This disconnection between underground and overground was epitomised by a Nineties establishment’s continuing war on rave culture. There was little popular resistance to this. Dance music still entered the charts, of course, and David Bowie famously tried to make pop music that was in tune with the jungle and drum’n’bass scene at that time; international figures like Björk also famously drew on that scene as well, but all ultimately failed to channel that energy in a way that connected with a broader cultural moment. The underground failed to dominate and shape the overground as it once had done. Instead, the pop positioning that working class artists had once fought for was taken as a given and made utterly apolitical.

For many, both at home and abroad, that Nineties era was pop-culturally defined by the rivalry between two British bands: Blur and Oasis. In many respects, these two bands were perfectly named: Oasis – referring to a fertile spot in a desert – embraced the illusion of prosperity that the void of New Labour centrism championed (often despite itself), whilst Blur – referring to something that cannot be seen clearly – spoke to the disorientating lack of distinction between different political realities under capitalism at the end of the twentieth century. But this is not to suggest that one band stood for complicity and the other critique – both were as impotent as each other, with their rivalry being reduced to music magazine fodder with no material stakes whatsoever outside of their own bank accounts. If anything, the dynamic was backwards. Epitomising England’s internal north-south divide, Oasis, as a working-class northern band, were somehow far more reactionary than Blur, a middle-class London band. With both sides being cheered on my politicians looking for some cultural credibility, the whole charade demonstrated how the entire landscape of political disagreement and cultural potential had been flattened, gathered up into the new apolitical centre, and made impotent. Whilst there was resistance to the application of this framework, at least outside of popular culture, it seemed impossible to argue for alternatives from within.

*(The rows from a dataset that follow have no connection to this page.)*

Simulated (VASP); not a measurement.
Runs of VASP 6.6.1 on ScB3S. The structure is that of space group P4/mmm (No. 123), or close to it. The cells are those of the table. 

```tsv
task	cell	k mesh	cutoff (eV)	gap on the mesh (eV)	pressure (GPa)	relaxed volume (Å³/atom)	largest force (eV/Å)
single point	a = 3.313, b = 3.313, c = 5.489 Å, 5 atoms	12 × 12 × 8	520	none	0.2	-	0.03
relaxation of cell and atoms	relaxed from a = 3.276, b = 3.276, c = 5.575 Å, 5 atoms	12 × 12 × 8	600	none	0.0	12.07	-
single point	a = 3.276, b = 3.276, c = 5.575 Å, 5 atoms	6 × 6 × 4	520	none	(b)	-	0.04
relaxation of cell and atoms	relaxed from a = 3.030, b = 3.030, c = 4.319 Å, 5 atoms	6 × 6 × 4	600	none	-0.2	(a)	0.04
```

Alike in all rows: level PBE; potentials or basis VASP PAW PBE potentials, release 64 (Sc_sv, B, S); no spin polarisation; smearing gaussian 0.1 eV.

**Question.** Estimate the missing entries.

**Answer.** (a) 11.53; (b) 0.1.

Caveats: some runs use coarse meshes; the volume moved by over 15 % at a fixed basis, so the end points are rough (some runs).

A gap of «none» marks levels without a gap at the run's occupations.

The shadow of this Nineties moment was long. Though dance music cultures continued to develop, albeit with strikingly less impact than they had once had on the overground – too afflicted by grief following the death of rave, according to some – popular culture in the 2000s was just terrible. With the Blur/Oasis war over, Fisher instead rallied against the Arctic Monkeys, who continued this newly impotence tradition to great commercial success. A similar cultural situation was unfolding in the US too, particularly following 9/11, when most experimental music sought a return to innocence, feeling a distinct nostalgia for the nation’s 19th century naivety and 20th century adolescence. In the UK, however, Blairite postmodernism led to a kind of cultural dementia, where society wasn’t so much driven by a traumatised nostalgia but seemed to forget what year it was altogether. The impact this had on politics was clear and depressing.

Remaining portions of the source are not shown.